New line, substation improve reliability, increase capacity of transmission system in the Dakotas
Project connects renewable energy from North and South Dakota
ST. LOUIS, Mo. (March 22, 2019) ‒ Otter Tail Power Company and Montana-Dakota Utilities Company are delivering more reliable power to their customers’ homes and businesses, as well as increasing the ability to deliver low cost, renewable energy to the region, thanks to a new transmission line and substation placed into service in February 2019.

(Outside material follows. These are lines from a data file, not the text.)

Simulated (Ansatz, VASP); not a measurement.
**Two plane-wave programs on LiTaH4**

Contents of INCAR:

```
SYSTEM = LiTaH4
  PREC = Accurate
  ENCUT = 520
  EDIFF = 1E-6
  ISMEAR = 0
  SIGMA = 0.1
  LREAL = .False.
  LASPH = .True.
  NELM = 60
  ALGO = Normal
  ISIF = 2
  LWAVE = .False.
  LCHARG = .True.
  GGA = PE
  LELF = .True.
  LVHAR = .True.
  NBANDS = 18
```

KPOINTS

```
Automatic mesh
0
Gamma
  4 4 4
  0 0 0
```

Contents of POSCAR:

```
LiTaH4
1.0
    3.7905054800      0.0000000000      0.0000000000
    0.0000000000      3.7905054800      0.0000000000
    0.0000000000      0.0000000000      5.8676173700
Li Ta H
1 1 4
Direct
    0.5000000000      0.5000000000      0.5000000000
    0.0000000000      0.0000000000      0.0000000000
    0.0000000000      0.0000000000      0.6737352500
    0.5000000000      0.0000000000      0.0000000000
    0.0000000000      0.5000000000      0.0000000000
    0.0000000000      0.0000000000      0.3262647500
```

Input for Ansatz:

The utilities jointly developed the 163-mile-long Big Stone South to Ellendale (BSSE) 345 kV transmission line, one of the biggest transmission projects they have ever undertaken. The line will increase the utilities’ capacity to deliver electricity generated by renewable energy in the region, which ranks among the top in the country for wind energy potential. It also strengthens the connections of the local grid to the larger grid that spans across the region.
The BSSE line mostly follows a stair-step route along existing county and township roads from the Big Stone South Substation near Big Stone City, South Dakota, to the Ellendale Substation near Ellendale, North Dakota.
The utilities called on POWER Engineers Incorporated (POWER) to provide engineering services including routing and permitting support, design criteria development, preliminary structure spotting, electrical studies and project cost estimating, among others. POWER also provided expert witness testimony before the South Dakota Public Utilities Commission in order to obtain the regulators’ approval. With those steps completed, the utilities hired POWER as their primary transmission engineer.
POWER’s line design helps overcome the problems of aeolian vibrations and ice galloping, created by prairie winds, that can cause damage to wires and hardware, as well as pull down poles, trip circuits and cause outages. Obtaining soil borings at each structure location helped POWER determine the optimal structure and foundation dimensions, providing opportunities for the utilities to save on construction costs.
“Work on the BSSE project went about as smoothly as any project can,” said Danny Frederick, POWER’s project engineer for BSSE. “We’re pleased to have been a part of this important project to improve reliability and increase capacity of the electric system.”